Video Blog Transcription

(00:00):
Welcome to the Natural Way of Being video blog. This video is titled “The Opportunity Cost of Possibilities.” So there's this really cool concept in economics and investment strategies called opportunity cost. Opportunity cost is the cost or loss of potential gain of other alternatives when we choose one alternative.

So for example, if I choose to invest my money, my resources, in real estate, there is an opportunity cost of not being able to invest and gain from that investment in the stock market. So that's kind of what it's designed for, then we can look at our return on investment and analyze it.

So while I was in this investment workshop about 10 or 15 years ago and heard of this concept, I immediately saw how it could apply to other areas of our lives, to spirituality, and more specifically possibilities.

(01:12):
So today I want to work with it even more specifically and in terms of possibility. I want to look at it as the cost of forgoing other possibilities, because we're choosing to stay in our current situation, perhaps one that we're comfortable with. So there are three different ideas or examples that I want to put forth on this.

The first is with a relationship. So say we're in a relationship, and the spark isn't there as much. We're not having that sense of intimacy; we're not having that love and that passion. And we've tried a lot of things, and it just doesn't seem to be there anymore, but it's really comfortable, and we love them, and we don't want to leave.

And so an opportunity cost would be, the cost of not exploring a relationship where you could have those things, that sense of intimacy and passion and love. So that's one example.

(02:10):
Another example might be around job or career. So again, say we're in a job that's no longer fulfilling to us. We've learned everything we can from it. It's kind of boring, and we really don't like the job very much. And so there's an opportunity cost if we stay in that job of not being able to get another job that we might be more excited about.

Another opportunity cost (there can be more than one) might be not being able to start a new business that I'm excited about. And so the limiting factor here is time and energy. If I'm in one job, I don't have the time and resources to explore another.

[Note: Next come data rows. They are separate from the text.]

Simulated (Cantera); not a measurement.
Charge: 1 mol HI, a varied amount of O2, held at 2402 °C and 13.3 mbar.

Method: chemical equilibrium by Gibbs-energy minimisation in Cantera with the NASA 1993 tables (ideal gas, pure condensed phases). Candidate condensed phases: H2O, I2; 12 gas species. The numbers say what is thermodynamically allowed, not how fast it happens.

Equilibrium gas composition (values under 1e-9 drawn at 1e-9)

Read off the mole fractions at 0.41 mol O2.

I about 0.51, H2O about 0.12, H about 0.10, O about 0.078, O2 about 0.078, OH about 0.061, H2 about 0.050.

And then lastly, a more general idea of this is, when we stay in our comfort zone or our old pattern, there's an opportunity cost of not being able to explore new possibilities.

So there are two things that we need to do to consider the opportunity costs of our possibilities. The first is, we need to allow ourselves to see all of the possibilities. Now, this seems obvious. And of course like, why wouldn't we do this? But there's this tendency to discount the possibilities that lie outside of our comfort zone.

(03:36):
I hear this all the time in my sessions, at least at first, we often eventually work through it. But the first response that I often hear from clients is when I offer different possibilities is, “Oh, I could never do that.”

And then I'm sitting there. Of course, it's easy for me, because it's not my comfort zone. But I'm thinking, “Well, why not? Why couldn't you? It just seems like a choice.” But there's a tendency to not even allow ourselves to see it.

So we just feel like we're stuck. We're stuck in the job, in the relationship. We're stuck in the comfort zone. We create this veil around it so we don't see anything outside of it.

So the first thing we need to do is see through the veil, set the veil down, and see all the possibilities. And then that really opens it up, because once we allow ourselves to see all the possibilities, there's a tendency to start feeling it. And that's the second thing.

(04:44):
The second thing we need to do to consider our opportunity costs is to feel the cost or the loss of not allowing ourselves to explore other possibilities other than our current situation.

Because the reality is, when we make a change, it often happens when the pain of not allowing ourselves the new possibilities, gets greater than the fear of leaving our comfort zone. That's about when we take a risk and get outside of our comfort zone.

So what this opportunity cost business really does, is it kind of like puts it in our face, “How important are these new things that we want?” We say we want intimacy in our relationship. We say that we want to feel our sense of spiritual purpose.

Or we say we want to have a spiritual awakening or the freedom that goes with this amazing yoga practice, or whatever else. But a lot of those things require letting go and getting outside of our comfort zone.

(05:59):
So what this opportunity cost really does, is it kind of tests our mettle in a way. It's like, how bad do we really want it? Do we want it bad enough that we're willing to look at our opportunity costs and explore things that are outside of our comfort zone?

We're able to explore those possibilities that we haven't really allowed ourselves to see and experience.

So, anyway, that's my video blog for this week. I hope you have an awesome week and you allow yourself to see all the possibilities that are around you all the time. Okay, I'll see you in a week.